4th Annual Academic Advising Conference
The deadline for proposals has closed.
Questions can be directed to Paula Caldwell, 2017 Conference Proposal Chair at email@example.com.
A Call for Proposals:
Submit your proposals for the 4th Annual Academic Advising Association Conference, “Guiding College Students on their Journey: Navigating Obstacles and Building Resiliency”. The conference committee hopes that this one-day event will inspire and motivate advisors and student affairs personnel to think critically about how the discourse of “resiliency” impacts twenty-first century college students on our campuses. In an effort to guide conference topics and proposals, the conference committee has identified four thematic pillars. These pillars will help conference attendees acquire an improved understanding of the complexities of “resiliency.”
- Ethnic and Socio-Cultural Identity
- International Origins and Connections
- Underrepresented Groups (i.e. First Generation, Undocumented, LGBTQ, Veterans, disabled and other student groups).
Collaboration & Partnerships
- Collaboration, interconnection, and interreliance between advisors, faculty and student affairs personnel and students (i.e.: study abroad and academic advising, multicultural office and health services, etc.)
Methods, Theories, & Practices
- Theories and Ideas that inform advising ( i.e. developmental advising, identity development, learning-centered paradigm, strength-based advising and others)
- Methodologies and Research
- Daily practices that sustain our work (i.e. day-to-day practices that work)
Managing Crisis & Healing
- Mental Health Consideration for 21st century students (i.e. challenges and practical suggestions on helping students manage mental health)
- Managing personal, financial, and academic crisis (i.e. different strategies to help students work through crises)

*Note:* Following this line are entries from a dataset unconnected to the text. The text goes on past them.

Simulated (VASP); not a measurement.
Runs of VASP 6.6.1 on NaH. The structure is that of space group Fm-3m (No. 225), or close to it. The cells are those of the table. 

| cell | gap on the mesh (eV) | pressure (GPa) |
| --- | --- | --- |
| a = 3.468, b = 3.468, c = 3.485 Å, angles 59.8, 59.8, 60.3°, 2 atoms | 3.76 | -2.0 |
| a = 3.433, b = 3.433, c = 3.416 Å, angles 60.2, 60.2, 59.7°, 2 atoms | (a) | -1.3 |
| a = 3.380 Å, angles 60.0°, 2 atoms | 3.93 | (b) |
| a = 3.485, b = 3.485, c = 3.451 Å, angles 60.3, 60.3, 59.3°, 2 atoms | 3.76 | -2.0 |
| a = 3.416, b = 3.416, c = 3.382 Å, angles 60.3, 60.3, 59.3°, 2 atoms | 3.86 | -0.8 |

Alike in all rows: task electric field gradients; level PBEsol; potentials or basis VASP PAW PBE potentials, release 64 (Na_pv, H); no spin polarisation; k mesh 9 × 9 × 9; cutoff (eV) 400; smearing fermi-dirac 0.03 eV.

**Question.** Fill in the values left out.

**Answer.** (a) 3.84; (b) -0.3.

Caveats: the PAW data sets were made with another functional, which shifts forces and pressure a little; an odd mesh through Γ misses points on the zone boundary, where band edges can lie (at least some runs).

- Healing strategies for advisors ( i.e. dealing with student crisis trauma)
Proposals are welcome from all colleagues and intercampus cooperation is appreciated. We encourage novices and experienced presenters alike, including graduate students. We are looking for interactive, innovative, and engaging presentations that will assist attendees in enhancing their knowledge and skills to aid student success. In addition, do not feel like you need to be an expert to present. All of us have the ability to share our ideas or experiences and lead others through discussions or reflections.
The conference is scheduled for Tuesday, February 21st, at the Nebraska East Campus Union. Each conference session is 60 minutes. Proposals should include the session title, presenter information, technology/equipment needs, and advising-related topics*. Please include an abstract of 250 words or less describing your presentation and desired learning objectives. Two weeks prior to the conference, a 150-word description of the selected presentations will be requested to include in the conference program. The following program formats will be considered: single or group presentations, panel discussions, and poster presentations.
Keynote Address: “Building Resilience as a Cultural Sustaining Pedagogy (CSP) in Academic Advising” by Dr. Laura K. Muñoz, the Joe B. Frantz Associate Professor of History at Texas A&M University-Corpus Christi and a former National Academy of Education/Spencer Postdoctoral Fellow. Dr. Muñoz specializes in the history of race, gender, and education in the American Southwest. She has published essays on the history of Mexican American school desegregation and on reconceptualizing the American history survey for high school and college students. Her interest in student advocacy grew out of her childhood experiences. She attended five public elementary schools as a result of the busing desegregation plan that emerged from the federal lawsuit Cisneros v. Corpus Christi Independent School District (1970). After earning her Ph.D. from Arizona State University in 2006, she returned to her hometown university—a Hispanic-Serving Institution—where she teaches extensively in the First-Year Learning Communities Program and where she specializes in working with first-generation, low-income, non-traditional, and transfer students. She has advised students formally and informally across the university at all levels, including honors students and McNair Scholars. She also previously directed the History M.A. program, advising students from application to graduation. In 2016, she won the TAMUCC College of Liberal Arts “Excellence in Teaching” Award for her commitment to student success.
* We encourage you to incorporate advising-related information into your presentation or incorporate 5-15 minutes for advisor discussion.